In [None]:
# import required libraries
import pandas as pd
import numpy as np
import requests

In [None]:
import datetime

In [None]:
spacex_url = "https://api.spacexdata.com/v4/launches/past"

In [None]:
response = requests.get(spacex_url)

In [None]:
print(response.status_code)

In [None]:
## print the raw that response.get() extracted from spacex API.
# print(response.text)
#  (or)
# print(response.json())

In [None]:
# assigning Response data to a variable which is in JSON.
data = response.json()

##### The data that is collected previously is dynamic but I want to use the static data for this project as a learner. I will use the static JSON data provided by COURSERA.

In [None]:
spacex_url = "https://cf-courses-data.s3.us.cloud-object-storage.appdomain.cloud/IBM-DS0321EN-SkillsNetwork/datasets/API_call_spacex_api.json"

In [None]:
response = requests.get(spacex_url)

In [None]:
print(response.status_code)

In [None]:
data = response.json()

In [None]:
# Print the JSON data.
# print(data)

##### The JSON data contain nested structure. So, we use json_normalize method to reduce errors while using DataFrame.

In [None]:
df = pd.json_normalize(data)

In [None]:
# First 5 rows of the DataFrame.
# df.head()

In [None]:
# columns in the data frame.
# df.columns

In [None]:
# data types of each column
# df.dtypes

In [None]:
# shape of the dataset.
# df.shape

##### Filtering the dataset by keeping the required columns for the project.

In [None]:
df = df[['rocket', 'payloads', 'launchpad', 'cores', 'flight_number', 'date_utc']]

In [None]:
# Removing rows with multiple cores(rockets with extra boosters).
df = df[df['cores'].map(len) == 1]
df = df[df['payloads'].map(len) == 1]

In [None]:
# Both payloads and cores have lists as data, extracting the single value from them.
df['cores'] = df['cores'].map(lambda x : x[0])
df['payloads'] = df['payloads'].map(lambda x : x[0])

In [None]:
# Date columns contains both date and time, we need to extract date.
df['date'] = pd.to_datetime(df['date_utc']).dt.date

In [None]:
# Filtering the launches happened before 2020-11-13.
df = df[df['date'] <= datetime.date(2020,11,13)]

In [None]:
# df.tail()
df.shape

#### The dataset contains the data in encrypted form, we need to convert them into human readable form. 

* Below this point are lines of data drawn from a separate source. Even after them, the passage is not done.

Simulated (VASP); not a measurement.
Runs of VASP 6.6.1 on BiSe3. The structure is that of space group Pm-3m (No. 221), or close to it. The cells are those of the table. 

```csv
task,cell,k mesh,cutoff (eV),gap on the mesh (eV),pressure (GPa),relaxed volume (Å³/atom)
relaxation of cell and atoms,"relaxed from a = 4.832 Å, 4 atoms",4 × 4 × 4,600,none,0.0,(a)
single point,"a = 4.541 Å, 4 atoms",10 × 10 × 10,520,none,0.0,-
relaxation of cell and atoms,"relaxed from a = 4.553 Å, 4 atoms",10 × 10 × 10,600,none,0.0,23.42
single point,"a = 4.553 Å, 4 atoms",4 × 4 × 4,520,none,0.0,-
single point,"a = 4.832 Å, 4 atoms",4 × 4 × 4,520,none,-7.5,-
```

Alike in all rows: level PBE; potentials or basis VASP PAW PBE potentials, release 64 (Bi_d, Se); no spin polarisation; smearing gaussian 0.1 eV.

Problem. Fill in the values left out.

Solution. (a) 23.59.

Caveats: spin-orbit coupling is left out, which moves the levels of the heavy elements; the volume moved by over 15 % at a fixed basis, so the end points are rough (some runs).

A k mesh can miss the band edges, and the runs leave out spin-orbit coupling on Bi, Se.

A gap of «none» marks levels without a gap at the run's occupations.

##### We need to create some helper functions to use API to extract information using these encrypted data.

In [None]:
# Variables that store the extracted data and helps to create a new dataframe.
# Global Variables.
BoosterVersion = []
PayloadMass = []
Orbit = []
LaunchSite = []
Outcome = []
Flights = []
GridFins = []
Reused = []
Legs = []
LandingPad = []
Block = []
ReusedCount = []
Serial = []
Longitude = []
Latitude = []

In [None]:
''' HELPER FUNCTIONS'''

# From ROCKET column we can extract booster name.
def getBoosterVersion(data):
    for x in data['rocket']:
        if x:
            response = requests.get("https://api.spacexdata.com/v4/rockets/"+str(x)).json()
            BoosterVersion.append(response['name'])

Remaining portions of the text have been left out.